- Aug 5, 2004
- Reaction score
- Overland Park, KS
I think you meant reception of some heterodox through chrismation, yes? Regarding the orthodoxinfo site, I've made my feelings known already. It's highly polemical and uncharitable to the extreme in its characterization of Christians within the normal )) Orthodox Church, and sometimes mischaracterizes what's written by others who disagree. For example, in the article A Letter to a Priest Concerning Corrective Baptism linked above, Archbishop Chrysostomos of Etna (member of the schismatic Holy Synod in Resistance and who provides much of the material on the site in question) uses such language as "poorly educated" to describe members of the OCA or calling our bishops "errant", or "unenlightened and inarticulate OCA source", or the theologians of contemporary Orthodoxy (i.e. outside the Matthewite or Florinite or Stalagmite Churches) are "mediocre of mind and contentious of spirit." Anywho, this site is far from being an objective source, especially considering its owner belongs to a schismatic organization. And being in schism is worse, in the view of many of our bishops, than being heretical.(Pagodin), Archimandrite Ambrosius. “On the reception into the Orthodox Church”<http://www.fatheralexander.org/booklets/english/reception_church_a_pagodin.htm>
—This is a very good article which is considered by many to be the “panacea” to those advocating reception by baptism.
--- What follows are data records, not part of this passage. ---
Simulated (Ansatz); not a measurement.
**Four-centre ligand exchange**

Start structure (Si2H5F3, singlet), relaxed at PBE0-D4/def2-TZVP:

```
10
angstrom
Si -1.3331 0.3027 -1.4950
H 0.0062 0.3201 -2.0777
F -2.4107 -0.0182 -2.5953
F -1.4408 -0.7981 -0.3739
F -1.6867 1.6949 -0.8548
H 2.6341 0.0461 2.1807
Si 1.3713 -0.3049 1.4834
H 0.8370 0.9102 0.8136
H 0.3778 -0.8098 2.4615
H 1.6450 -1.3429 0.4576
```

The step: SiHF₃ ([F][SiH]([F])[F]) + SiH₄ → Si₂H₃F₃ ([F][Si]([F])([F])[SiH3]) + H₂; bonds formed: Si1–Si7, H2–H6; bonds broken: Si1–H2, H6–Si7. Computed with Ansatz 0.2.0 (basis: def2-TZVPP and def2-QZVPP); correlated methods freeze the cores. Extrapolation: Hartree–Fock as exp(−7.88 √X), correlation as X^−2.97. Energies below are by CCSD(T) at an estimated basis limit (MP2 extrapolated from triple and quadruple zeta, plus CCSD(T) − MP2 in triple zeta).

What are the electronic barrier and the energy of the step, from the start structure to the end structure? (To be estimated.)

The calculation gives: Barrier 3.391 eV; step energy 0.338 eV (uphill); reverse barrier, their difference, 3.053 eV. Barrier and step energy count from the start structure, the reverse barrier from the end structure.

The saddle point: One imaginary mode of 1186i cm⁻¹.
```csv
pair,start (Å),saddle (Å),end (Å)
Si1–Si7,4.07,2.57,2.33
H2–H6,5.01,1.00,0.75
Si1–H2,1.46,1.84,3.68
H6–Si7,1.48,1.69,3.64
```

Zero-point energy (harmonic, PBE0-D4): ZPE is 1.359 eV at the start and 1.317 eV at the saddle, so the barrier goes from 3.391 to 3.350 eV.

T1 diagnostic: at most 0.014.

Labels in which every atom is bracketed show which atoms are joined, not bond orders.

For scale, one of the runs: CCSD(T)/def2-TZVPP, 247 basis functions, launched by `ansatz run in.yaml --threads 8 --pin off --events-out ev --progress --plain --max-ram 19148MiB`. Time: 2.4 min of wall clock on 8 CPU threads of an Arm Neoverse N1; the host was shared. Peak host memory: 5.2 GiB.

I won't dwell on the reception of heterodox Christians too much because Archimandrite Ambrosius does a superb job of soberly explaining the historical circumstances, the temporary anomalies, in the Greek jurisdictions that prompted them in the 18th century to adopt a policy of re-baptising Catholics, a temporary policy (accepted by no one outside those Greek Churches) that's long since been dumped by the EP, Antiochian, and Alexanderian Churches. (Whether the JP is officially promoting it is something for which I've been unable to get a response from a high-level representative. I'm aware there are ROCOR-turned-JP parishes in the US doing it, but I don't know if this is sanctioned from the top.) For this reason, one needs to be clear when referring to "Greek" history on the reception of heterodox converts when the councils invoked as the rationale for baptising all heterodox, regardless of the nature of their previous heterodox baptisms, are located in these 18th century local councils. In addition, the Greek churches today have a list of heterodox baptisms for which they receive the convert through chrismation, a list which includes most of the mainline Protestant denominations and the RCC. The entire SCOBA maintains a similar policy. One can summarily dismiss their rulings and opinions as modernist or other name-calling without dealing with their arguments (as is frequently done on the orthodoxinfo site), but for a priest in these jurisdictions to go against the standards set by one's synod and bishop on this matter again becomes a serious matter of disobedience.
A couple of observations on the pro-rebaptism material I've read over the last year and a half...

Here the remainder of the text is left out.